I’m kind of a sucker for ‘war movies.’ Maybe it’s because whenever a war film or Spaghetti Western was on TV when I was a child, my father would stop to watch it even if it was only the last five minutes. I don’t recall showing much interest in said films but perhaps it sank into my psyche. Or maybe it’s because while I’m in the military, I’m not exactly in a ‘military’ career and my idea of danger is forgetting to discharge a capacitor before troubleshooting something so these movies are a chance to live vicariously. Maybe I should be talking about this to a psychologist rather than rambling.
Regardless of the reason, I have been jonesing to see American Sniper for months and I finally got my chance this weekend. How does the new Clint Eastwood film stack up against recent films like, Zero Dark Thirty and The Hurt Locker?
Fairly well, actually. Like the other two films this isn’t a movie about people in war. It’s about people whose life is structured around war. In American Sniper, Bradley Cooper is Chris Kyle, a good ol’ boy from Texas who enlists in the Navy after seeing the August 1998 attacks on U.S. embassies in Tanzania and Kenya. Determined to do everything he can to save lives and protect his country, he successfully becomes a Navy SEAL.
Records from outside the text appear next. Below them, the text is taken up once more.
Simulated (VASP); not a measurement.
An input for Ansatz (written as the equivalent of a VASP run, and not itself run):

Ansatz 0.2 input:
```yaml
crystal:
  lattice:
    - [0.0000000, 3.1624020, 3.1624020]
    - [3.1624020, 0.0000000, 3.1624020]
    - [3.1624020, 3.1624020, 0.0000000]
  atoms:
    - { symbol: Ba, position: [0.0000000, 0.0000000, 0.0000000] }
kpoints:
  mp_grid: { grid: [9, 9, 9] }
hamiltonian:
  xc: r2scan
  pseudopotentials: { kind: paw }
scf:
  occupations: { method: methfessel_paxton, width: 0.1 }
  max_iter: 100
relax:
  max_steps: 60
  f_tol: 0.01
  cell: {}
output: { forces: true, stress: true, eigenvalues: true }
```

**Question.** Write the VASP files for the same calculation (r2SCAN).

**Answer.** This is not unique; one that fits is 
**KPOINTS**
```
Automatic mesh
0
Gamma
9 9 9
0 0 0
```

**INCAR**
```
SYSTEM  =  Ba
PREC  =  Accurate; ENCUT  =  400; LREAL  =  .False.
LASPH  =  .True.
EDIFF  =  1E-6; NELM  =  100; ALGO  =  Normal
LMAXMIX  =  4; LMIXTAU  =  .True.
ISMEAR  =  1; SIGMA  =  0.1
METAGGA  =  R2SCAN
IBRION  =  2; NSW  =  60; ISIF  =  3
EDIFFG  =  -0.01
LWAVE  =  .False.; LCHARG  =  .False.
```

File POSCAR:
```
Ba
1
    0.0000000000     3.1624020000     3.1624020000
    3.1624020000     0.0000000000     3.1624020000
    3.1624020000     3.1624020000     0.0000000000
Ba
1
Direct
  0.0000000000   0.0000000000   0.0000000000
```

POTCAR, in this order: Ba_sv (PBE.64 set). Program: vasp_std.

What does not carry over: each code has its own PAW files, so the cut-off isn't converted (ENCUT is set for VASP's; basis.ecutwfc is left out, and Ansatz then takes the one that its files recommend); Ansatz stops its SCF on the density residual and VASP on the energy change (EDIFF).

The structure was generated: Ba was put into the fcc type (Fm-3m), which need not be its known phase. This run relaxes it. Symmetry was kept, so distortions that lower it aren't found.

In the process it’s discovered that not only is Chris a natural with a sniper rifle, he is the best of the best when it comes to ‘overwatch,’ keeping an eye on the surroundings and picking off danger from a distance while the grunts clear houses door-to-door. He soon becomes a legend (they literally call him The Legend) as he racks up the most confirmed kills of any sniper deployed to the region.
However Chris is not content with his accomplishments as long as an enemy sniper, Mustafa (Sammy Sheik), continues to operate. A former Olympic champion, Mustafa is an elusive and skilled enemy who fades away every time the American forces get near his position.
If this sounds like it makes for an excellent war movie, you would be right. But the reason I compared American Sniper to the two films mentioned above and not Saving Private Ryan or Black Hawk Down is because the film exists in two worlds. Outside of war-torn Iraq, Chris meets, falls in love with, marries, and has children with Taya (Sienna Miller). These are the scenes that makes the film stand out as different from ‘standard’ war movies (before you crucify me, I said ‘standard’, not ‘bad,’ imaginary angry voices.)
While Chris excels as a SEAL and is constantly driven to succeed, every time he comes home from a deployment more and more of his humanity seems to be missing. Made jumpy by loud noises, prone to zoning out and unable to talk about his experiences to Taya, the film manifests PTSD in a powerful, sympathetic way.
But thank god for Sienna Miller. While Cooper plays his character very well, there’s only so much an actor can do when told to portray inner conflict for most of a film. Miller brings humanity and honest emotions to the screen and gives the audience a lot of insight into what thousands of spouses are going through right this minute.
I have a few friends with PTSD, and though none of them seem to have issues this pronounced, the film consistently points out how damaging it can be to everyone involved. PTSD is not something that should be ignored. Eastwood could have made this a heroic biographical film about a sniper who overcame all adversity, one who stayed calm and cool and never suffered a moment’s doubt as he loyally defended America. Instead he humanized Chris Kyle and demonstrated that no matter what your motivations, you’re still human and humans can’t just turn off their thoughts and emotions.